Final Reckoning is the Scream 6 of the Mission: Impossible franchise. For those who never saw the sixth entry in an irony-drenched, self-reverential slasher series, it was intended to be the final entry in the franchise, and in doing so that made it try to tie back as many elements and moments as possible to the previous five movies. It was meant to feel not just final but full-circle for the fans. Naturally, the problem for Scream 6 is that it wasn’t going to be the final movie, and so a sequel is scheduled in 2026, and all that finality and franchise-reflection seems a bit like misguided internal stargazing. Coincidentally, the Mission: Impossible franchise also began the same year as the first Scream, 1996, and so this movie is intended to (possibly) close the door on the 30-year franchise and on (possibly) Ethan Hunt’s career as the best damn agent the IMF has ever had and yet whom they always doubt his motives in every movie.

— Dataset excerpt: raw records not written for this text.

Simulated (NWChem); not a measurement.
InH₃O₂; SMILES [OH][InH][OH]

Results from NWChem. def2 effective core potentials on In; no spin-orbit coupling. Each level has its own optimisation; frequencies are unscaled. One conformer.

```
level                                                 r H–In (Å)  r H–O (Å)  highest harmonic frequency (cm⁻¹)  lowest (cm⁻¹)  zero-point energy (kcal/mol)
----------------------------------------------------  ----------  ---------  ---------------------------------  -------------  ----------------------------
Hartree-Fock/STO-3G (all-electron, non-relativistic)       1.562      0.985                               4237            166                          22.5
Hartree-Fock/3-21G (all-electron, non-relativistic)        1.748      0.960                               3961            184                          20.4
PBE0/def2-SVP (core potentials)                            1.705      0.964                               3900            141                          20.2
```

M:I 8 takes far, far too much time trying to set up its stakes, which were already set up in M:I 7, which at the time was titled Dead Reckoning Part One before the “Part One” was scrubbed. Seriously, the first 45 minutes or so is awash in M:I clips from the previous seven movies and sloppy attempts to connect everything back together. Now the evil A.I. threatening the world has been revealed to be born from… the “Rabbit’s foot,” the undetermined MacGuffin from the third Mission: Impossible in 2006. Is that better? Does anyone really care about that? How about one of the cops being the son of a previous character? Does that change your opinion of Chasing Cop #2? How about the one guy in the first movie who found Ethan’s knife after he broke into the CIA in that movie’s most memorable sequence? Did you ever wonder what happened to him? Did you ever care about his well-being? I strongly doubt it. These Easter eggs to the older movies would be less egregious if this supposed final movie didn’t squander its first 45 minutes going over its own history as a means of trying to convince the audience This Stuff Really Matters. It’s even more egregious when the running time is 165 minutes long. All of this backward-looking ret-coning and clip show montages feel like an attempt to add weight to a franchise that never needed it. Let the stunts and set pieces stand for themselves. I don’t need all this nostalgic congratulatory back-patting.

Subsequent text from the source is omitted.